Legend describes sapphire as a stone of purity, honesty, trust and prosperity, bringing inner peace and protection to its wearer. From a gemmologist’s perspective, sapphire is an important variety of the mineral corundum and an integral part of the global trade in coloured gemstones. Here, we consider the many facets of sapphire, from inclusions and treatments to synthetics, engagement rings and royal connections.

Sapphire: The September Birthstone

Those born in September are lucky enough to count sapphire as their birthstone. This ‘royal’ gem is often described as one of the ‘big three’ – sapphire, ruby and emerald – or perhaps ‘big four’ – sapphire, ruby, emerald and tanzanite’ – in the world of coloured gemstones.

Sapphires have always been prized for their colour and are believed by some to bring their wearer wisdom and truth. Historically they were thought to attract divine favour, prevent the wearer from suffering envy, promote serenity and give one peace of mind. Often used in engagement rings, sapphires are an ancient symbol of fidelity.


Natural sapphire with crystals and feather inclusions.
Image: Pat Daly, © Gem-A.

The word sapphire originates from the Greek word sappheiros, meaning ‘blue stone’. Sapphires are traditionally associated with the colour blue but they can come in any colour aside from red, which would be a ruby. One of the most valuable colours of sapphire is a natural, untreated padparadscha (orangey pink), which means ‘lotus flower’ in Sinhalese.

Sapphire Origins

Sapphires are a variety of the mineral corundum – an aluminium oxide in the trigonal crystal system. These stones are most commonly sourced in Australia, Cambodia, Myanmar (Burma), Sri Lanka, Thailand and in some parts of Africa.

When mined in their natural rough form, sapphires can appear dark and dull until their true colour shines through once polished, cut or treated. The origins of sapphires can directly affect the clarity, carat, cut and colour of the stones and therefore determines their value and popularity to the trade.

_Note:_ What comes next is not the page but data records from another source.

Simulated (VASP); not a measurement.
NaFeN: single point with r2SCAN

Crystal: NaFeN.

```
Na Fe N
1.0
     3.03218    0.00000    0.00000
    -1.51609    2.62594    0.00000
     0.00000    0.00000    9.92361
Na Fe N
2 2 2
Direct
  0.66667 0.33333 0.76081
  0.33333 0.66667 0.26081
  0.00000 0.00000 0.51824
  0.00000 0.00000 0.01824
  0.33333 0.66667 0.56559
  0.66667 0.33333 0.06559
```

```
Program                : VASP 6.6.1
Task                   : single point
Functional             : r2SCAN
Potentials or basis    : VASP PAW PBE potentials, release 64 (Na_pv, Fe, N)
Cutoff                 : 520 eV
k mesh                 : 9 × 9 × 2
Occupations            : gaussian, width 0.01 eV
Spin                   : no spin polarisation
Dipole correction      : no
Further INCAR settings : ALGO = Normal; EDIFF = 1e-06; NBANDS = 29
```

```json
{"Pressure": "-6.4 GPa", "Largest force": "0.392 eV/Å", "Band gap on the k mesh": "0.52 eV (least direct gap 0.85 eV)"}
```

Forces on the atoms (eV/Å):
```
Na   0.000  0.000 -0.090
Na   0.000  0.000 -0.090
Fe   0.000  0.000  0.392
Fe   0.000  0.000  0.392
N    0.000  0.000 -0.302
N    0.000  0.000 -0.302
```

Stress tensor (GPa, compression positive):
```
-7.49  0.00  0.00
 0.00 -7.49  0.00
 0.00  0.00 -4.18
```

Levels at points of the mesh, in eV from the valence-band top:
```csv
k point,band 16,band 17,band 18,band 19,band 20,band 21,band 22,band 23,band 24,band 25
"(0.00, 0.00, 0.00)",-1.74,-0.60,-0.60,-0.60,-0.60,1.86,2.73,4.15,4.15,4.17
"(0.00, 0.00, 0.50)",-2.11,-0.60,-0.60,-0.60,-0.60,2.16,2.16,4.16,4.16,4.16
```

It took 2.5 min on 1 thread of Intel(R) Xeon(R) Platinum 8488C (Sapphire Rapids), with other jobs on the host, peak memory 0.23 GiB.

Sapphires that are mined within Sri Lanka or Thailand have been considered by many to be the most valuable due to their clarity and brilliance of colour. Like many natural stones, it is the presence of visible inclusions within the crystal structure that can sometimes - but not always - indicate where in the world the sapphire has been mined.


A rough yellow sapphire crystal in bipyramid form.
Image: Pat Daly, ©Gem-A .

Sapphire Resilience

Measuring at nine on the Mohs scale of hardness, sapphire is well known for its good durability and refractive index of 1.76 to 1.78. The resilience of these stones makes them highly desirable not only for the fine jewellery market but also to industry for electronics and scientific instruments.

Due to its high ability to withstand scratching, sapphire is one of the most popular choices for engagement rings and other jewellery pieces for everyday wear.

Sapphire Engagement Rings

Today, sapphire has become the second most popular choice of gemstone after diamond for bridal jewellery and fine jewellery, collections. One of the world’s most famous sapphire jewellery pieces is the blue sapphire and diamond engagement ring given to Lady Diana by Prince Charles in 1981. Prince William proposed with this 18ct oval sapphire ring to his now wife, Kate Middleton, in 2010.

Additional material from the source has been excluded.